Fenster writes:
According to The American Prospect the era of red-blue hyper-partisanship has its origins in the mid-90s. Around that time American elections became significantly “less variable”.
What happened between 1992 and 1996 to make presidential campaigns more stable? For one thing, Americans started voting more predictably on the basis of national party affiliations and doing so for both the presidency and Congress. Starting from the mid-1990s, the presidential popular vote and the national congressional vote have come into close alignment, differing by an average of only 2.9 percent. Earlier, there was some truth to the dictum that “all politics is local,” as Tip O’Neill, the Democratic speaker of the House from 1977 to 1987, famously put it. But today all politics is national, and it has been that way ever since 1994, when Newt Gingrich and the House Republicans swept into power with a national platform, the Contract with America.
But as the nation hunkered down into two sides an odd thing occurred. While the shelling of respective positions proceeded elites also found things on which to agree. This from a column by John Ibbotson in Canada’s Globe and Mail:
But we grew impatient. You have to fight Jim Crow, whatever Peoria thinks. Free trade will lift most boats, even if it swamps a few. The environment is too precious, and at too much risk, to go slow. Lower taxes and less red tape will help the economy grow, even if it profits some more than others.
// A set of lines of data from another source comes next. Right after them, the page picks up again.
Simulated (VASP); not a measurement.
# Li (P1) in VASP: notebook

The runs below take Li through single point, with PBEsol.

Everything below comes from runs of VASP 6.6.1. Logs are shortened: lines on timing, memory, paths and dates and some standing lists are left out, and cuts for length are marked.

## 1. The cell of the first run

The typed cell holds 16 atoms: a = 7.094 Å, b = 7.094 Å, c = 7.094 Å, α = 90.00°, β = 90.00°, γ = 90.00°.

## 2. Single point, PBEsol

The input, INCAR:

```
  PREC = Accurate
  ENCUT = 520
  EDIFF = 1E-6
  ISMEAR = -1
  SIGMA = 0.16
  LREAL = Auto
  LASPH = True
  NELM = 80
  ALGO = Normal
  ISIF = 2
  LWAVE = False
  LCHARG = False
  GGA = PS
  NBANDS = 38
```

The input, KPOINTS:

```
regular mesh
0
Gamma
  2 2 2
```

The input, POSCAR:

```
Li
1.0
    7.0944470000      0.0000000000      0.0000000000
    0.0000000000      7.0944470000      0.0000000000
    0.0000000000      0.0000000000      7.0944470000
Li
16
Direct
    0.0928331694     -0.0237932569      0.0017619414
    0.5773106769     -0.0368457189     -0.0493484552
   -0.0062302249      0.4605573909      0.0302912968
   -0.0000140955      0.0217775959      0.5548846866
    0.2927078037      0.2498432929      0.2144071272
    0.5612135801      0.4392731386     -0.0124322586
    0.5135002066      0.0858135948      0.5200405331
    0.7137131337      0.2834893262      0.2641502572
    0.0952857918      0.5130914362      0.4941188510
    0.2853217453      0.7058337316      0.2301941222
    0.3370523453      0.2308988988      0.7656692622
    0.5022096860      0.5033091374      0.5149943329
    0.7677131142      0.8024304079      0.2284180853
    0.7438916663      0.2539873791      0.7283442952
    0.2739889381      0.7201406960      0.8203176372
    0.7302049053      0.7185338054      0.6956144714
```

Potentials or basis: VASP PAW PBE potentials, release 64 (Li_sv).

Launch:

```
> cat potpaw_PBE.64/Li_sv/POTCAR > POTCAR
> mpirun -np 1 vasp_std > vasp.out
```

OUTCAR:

The left wanted social justice, protection for minorities, a cleaner environment. The right wanted lower taxes and trade deals. Despite the rhetoric, each accommodated the other. Republicans left the Democrats’ progressive policies largely intact; Democrats learned to embrace, or at least reluctantly accept, globalization.
I think Ibbotson is right that we are at an inflection point. Elites will need to find a new way. After Trump it may well be the deluge. They always say Roosevelt saved capitalism from itself. We need a new figure along those lines, and it is probably not someone who is addicted to 3 AM tweets. But who knows? Life is lived forward, under conditions of blinding uncertainty.
The best Fenster can do is to recap a brief children’s book poem that he composed for his defunct blog back in the early aughts. Apologies to Dr. Seuss’s The Foot Book.

Red state
Red state
Blue state
Blue
Some states we love
But we hate some too
Red state
Red state
Red state
Blue
Poor State
Rich State
Calm State
Bitch State
Dumb State
Smart State
Head State
Heart State
Red State
Blue State
State State State
How many many
States we hate
Hard States
Soft States
Gay States
Straight States
(The Bay State is
A very gay State!)
Daniel Dennett’s
Oh-so-Brights’ State
Here Comes Freakin’
Jesus Christ’s State!
But I surely don’t
Exaggerate:
How many many
States we hate.
(visitors welcome to continue, or to try their hand at “One Fish Two Fish Red Fish Blue Fish.)
Optional Postscript!
This is not a happy election for me. As The Donald has tweeted repeatedly on any number of subjects: Sad!
Is there a silver lining? Well, deferred gratification is a hall mark of maturity and maybe it is less about what happens in November but rather about the fallout, which will be considerable no matter who wins. Everyone assumes the worst. Since past activity is the best predictor of future activity, the election may well presage a simple escalation of existing trends. Blue and red will clash even more while the quieter consensus of globalization and immigration proceeds apace. The Dems will double down on PC. The Republicans will purge the unwashed. And we will be back on the same glide path we’ve been on since the 1990s.
But is this sustainable? Or did Trump’s buy-low sell-high instincts uncover something that will not go away so easily?
After the election we could be facing a disastrous escalation, and the past behavior of our elites don’t suggest that they are capable of much wisdom or prudence. But the new landscape does open up new opportunities for leadership–if only people would see them and take action on them.
Here’s a perfect example: Run Unz theorizing on a new grand bargain for immigration. Past grand bargains were stymied–but of course the reason for the blockage was that the bargains were bogus, and left no room for the marginalized voices that have returned this year with a vengeance. Unz shows how a grand bargain that would accommodate all voices, not just elite voices, is almost comically easy to envision. Easy to envision but maybe hard to do. Let’s see what our elites are capable of.